It’s not clear who originated the term “lazy liters” to describe the strategy behind the Ford V8 that won at Le Mans two years in a row in 1966-67, but it’s an accurate one. While Ford’s chief rivals in those years, the Ferrari P3 and P4 prototypes, employed high-tech, high-strung V12s that revved past 8000 rpm, the Ford racing engine was closely based on the production Galaxie 427 V8 that anyone could buy straight off the showroom floor. And with 7 liters of displacement compared to the 4 liters of the Italian thoroughbreds, the big, lightly stressed Ford could loaf along at a maximum of 6400 rpm and still produce better than 485 hp, more than enough for the Fords to carry the day.
Naturally, there were a few tricks involved in making a lowly Detroit V8 outperform the world’s fastest prototype racers. However, Ford was generous enough at the time to document its efforts in a series of SAE papers, which we relied upon heavily for this piece. (The Ford Le Mans engine papers are numbered 670066, 670067, and 670068 if you’d like to dig in yourself.)
The first order of business was to reduce the weight of the hulking FE-series passenger car V8, which was accomplished with aluminum cylinder heads, intake manifold, water pump, and timing cover, and a cast magnesium oil pan (above). The lightweight pieces trimmed the engine from 685 lbs to a far more reasonable 555 lbs, while the addition of a dry sump oiling system added 25 lbs, resulting in a net weight of 580 lbs. Ford actually considered using the 427 SOHC V8 (see our feature on the Cammer here) but ultimately it was judged too bulky and heavy for the Le Mans program, while the standard 427 medium-riser easily met the output targets.
The Le Mans dry-sump setup was rather novel in that the both the pressure and scavenge pumps were inside the oil pan, eliminating the need for an external pump and drive belt, but still provided the traditional dry sump benefits: reduced ground clearance and improved lubrication under high cornering loads. To manage the fuel slosh in cornering, Holley/Ford carburetor wizard Harold Droste developed special center-pivoting float bowls for the Holley 780 cfm four-barrel. Known as the Le Mans float bowl, this arrangement soon evolved into the familiar Holley center-hung float chamber that is still in use today.

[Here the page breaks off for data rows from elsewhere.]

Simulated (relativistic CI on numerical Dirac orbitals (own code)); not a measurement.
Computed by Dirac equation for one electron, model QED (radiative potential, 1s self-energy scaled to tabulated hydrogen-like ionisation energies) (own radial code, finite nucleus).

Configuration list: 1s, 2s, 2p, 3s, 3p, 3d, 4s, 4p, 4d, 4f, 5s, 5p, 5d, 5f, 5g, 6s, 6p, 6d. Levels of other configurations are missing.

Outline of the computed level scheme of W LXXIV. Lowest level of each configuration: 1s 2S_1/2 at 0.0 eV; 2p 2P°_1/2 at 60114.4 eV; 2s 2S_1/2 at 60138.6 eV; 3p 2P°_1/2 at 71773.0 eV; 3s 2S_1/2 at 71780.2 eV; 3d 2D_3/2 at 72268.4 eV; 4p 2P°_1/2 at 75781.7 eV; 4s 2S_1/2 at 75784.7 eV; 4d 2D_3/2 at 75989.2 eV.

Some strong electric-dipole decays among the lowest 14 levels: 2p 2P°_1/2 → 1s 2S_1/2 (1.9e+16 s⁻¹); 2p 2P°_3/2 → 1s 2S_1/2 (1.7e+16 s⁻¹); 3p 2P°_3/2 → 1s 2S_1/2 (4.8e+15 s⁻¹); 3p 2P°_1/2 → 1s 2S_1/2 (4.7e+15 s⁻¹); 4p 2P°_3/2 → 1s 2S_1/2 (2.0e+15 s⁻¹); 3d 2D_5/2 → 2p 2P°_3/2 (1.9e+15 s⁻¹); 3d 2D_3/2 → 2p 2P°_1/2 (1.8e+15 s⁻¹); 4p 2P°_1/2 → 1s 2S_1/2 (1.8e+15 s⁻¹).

One more surprising aspect of the Le Mans engine is its mild state of tune. At 10.5:1, the compression ratio was actually lower than in the production 425 hp Galaxie V8, while the intake and exhaust valves were slightly smaller than stock to accommodate the steel valve seat inserts in the aluminum heads. Reportedly, the camshaft was an off-the shelf NASCAR piece.
The one exotic component in the combination was the bundle-of-snakes exhaust header, in which tubes on each bank crossed to the opposite bank to correct the exhaust scavenging when using a production-style cross-plane crank. Employed by Coventry Climax in Formula 1 a few years earlier, the arrangement was used extensively by Ford in its Indy and Le Mans efforts in the ’60s.
To measure the output of the Le Mans V8, Ford developed an early form of road-load dynamometer that could simulate the varying speeds and loads of the road courses at Daytona, Sebring, and Le Mans. (See the dyno in action here.) In 1966 tune, the engine produced 485 hp at 6400 rpm and 475 lb ft of torque at 3600 rpm, propelling the Ford GTs to their storied 1-2-3 finish that year. For 1967, dual carburetors and detail improvements boosted the output to a reported 520+ hp.
What’s more, with its seven lazy liters, the engine could circulate the track at speeds closer to its peak torque rpm, optimizing its total efficiency. In taking the overall victory at Le Mans in 1967, the Foyt/Gurney Ford Mark IV prototype (below) also won the event’s Index of Thermal Efficiency, an award usually reserved for small-displacement race cars in the junior classes. At Le Mans, that remarkable achievement is still recognized today.